Sotheby’s will offer the Donnersmarck Diamonds, once owned by La Païva, one of the most famous 19th-century courtesans in Paris, at its Magnificent and Noble Jewels auction in Geneva next month.
With a pre-sale estimate of $9 million (CHF 8.8 million) to $14 million (CHF 13.7 million), the pair of fancy intense yellow diamonds consists of a cushion-shaped diamond weighing 102.54 carats, and a pear-shaped, 82.47-carat diamond. The stones will be offered as a single lot at the sale taking place at the Mandarin Oriental on November 15, the auction house said.
The diamonds’ one-time owner La Païva, Countess Henckel von Donnersmarck, rose from modest circumstances in her native Russia to the European aristocracy. Born Esther Lachmann in 1819, she arrived in Paris at age 18 and was introduced to cultural and artistic circles by her lover, composer and pianist, Henri Herz.
In the late 1840s, she met the Portuguese Marquis Albino Francisco de Araújo de Païva. After their marriage in 1851, which lasted only one day, she became known as La Païva. She met Count Guido Henckel von Donnersmarck, a Prussian industrialist and mining magnate, shortly afterward. Their relationship was the talk of Paris high society and they were married in 1871.
In 1855, La Païva purchased a plot on the Champs Elysées: L’Hôtel de La Païva became one of the most lavish mansions ever built on the avenue. Among its features is a central staircase made of Algerian yellow marble, which matched the yellow of the Donnersmarck diamonds.
“These stunning diamonds carry with them a fascinating story, full of romance and determination over adversity, which could have inspired some of the greatest novels and operas,” said David Bennett, chairman of Sotheby’s international jewelry division.
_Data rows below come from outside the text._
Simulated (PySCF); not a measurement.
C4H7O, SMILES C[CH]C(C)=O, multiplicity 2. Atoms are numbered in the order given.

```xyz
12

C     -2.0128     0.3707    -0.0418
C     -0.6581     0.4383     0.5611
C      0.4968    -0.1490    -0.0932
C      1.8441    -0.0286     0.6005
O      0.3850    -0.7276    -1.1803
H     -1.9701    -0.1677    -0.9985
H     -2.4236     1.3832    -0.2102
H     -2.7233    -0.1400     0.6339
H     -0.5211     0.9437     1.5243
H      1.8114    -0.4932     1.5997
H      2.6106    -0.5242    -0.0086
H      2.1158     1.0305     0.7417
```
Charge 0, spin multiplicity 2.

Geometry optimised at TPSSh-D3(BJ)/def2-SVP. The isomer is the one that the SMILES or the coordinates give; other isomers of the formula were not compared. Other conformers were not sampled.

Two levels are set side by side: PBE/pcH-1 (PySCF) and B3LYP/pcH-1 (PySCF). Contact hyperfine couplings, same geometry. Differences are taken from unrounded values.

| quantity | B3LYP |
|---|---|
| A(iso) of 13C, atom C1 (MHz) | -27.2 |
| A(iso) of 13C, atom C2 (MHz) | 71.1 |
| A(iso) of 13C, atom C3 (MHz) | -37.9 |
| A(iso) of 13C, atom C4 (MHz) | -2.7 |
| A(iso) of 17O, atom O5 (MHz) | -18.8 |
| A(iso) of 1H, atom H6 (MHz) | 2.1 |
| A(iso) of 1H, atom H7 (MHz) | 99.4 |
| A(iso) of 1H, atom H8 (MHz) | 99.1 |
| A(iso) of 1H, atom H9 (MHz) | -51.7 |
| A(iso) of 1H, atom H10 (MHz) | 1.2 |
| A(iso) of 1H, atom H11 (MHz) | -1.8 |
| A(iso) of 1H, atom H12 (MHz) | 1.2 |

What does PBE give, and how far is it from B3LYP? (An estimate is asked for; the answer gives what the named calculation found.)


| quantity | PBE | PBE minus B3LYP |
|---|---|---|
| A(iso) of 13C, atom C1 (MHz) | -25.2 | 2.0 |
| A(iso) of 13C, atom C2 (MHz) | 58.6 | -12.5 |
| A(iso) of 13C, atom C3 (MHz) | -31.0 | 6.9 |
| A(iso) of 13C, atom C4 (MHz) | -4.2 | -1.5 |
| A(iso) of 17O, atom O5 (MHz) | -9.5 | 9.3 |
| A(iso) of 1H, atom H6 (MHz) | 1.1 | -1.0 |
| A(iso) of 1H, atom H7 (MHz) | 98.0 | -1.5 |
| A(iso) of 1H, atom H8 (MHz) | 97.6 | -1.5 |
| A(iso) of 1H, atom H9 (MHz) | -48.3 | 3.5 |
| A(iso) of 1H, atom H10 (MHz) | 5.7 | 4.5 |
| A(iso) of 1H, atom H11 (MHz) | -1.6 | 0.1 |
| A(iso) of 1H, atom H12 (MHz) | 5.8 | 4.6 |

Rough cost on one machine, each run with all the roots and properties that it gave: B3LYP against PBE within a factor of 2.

The diamonds were the top lot at Sotheby’s first Noble Jewels auction in 2007, when the pear-shaped stone sold for $4.7 million (CHF 5.7 million) and the cushion-shape diamond sold for $3.3 million (CHF 3.9 million), both above their pre-sale estimates at the time. The diamonds are now part of a private collection.
“Jewels of royal and aristocratic provenance carry with them a special sense of history and these are no exception,” Bennett said.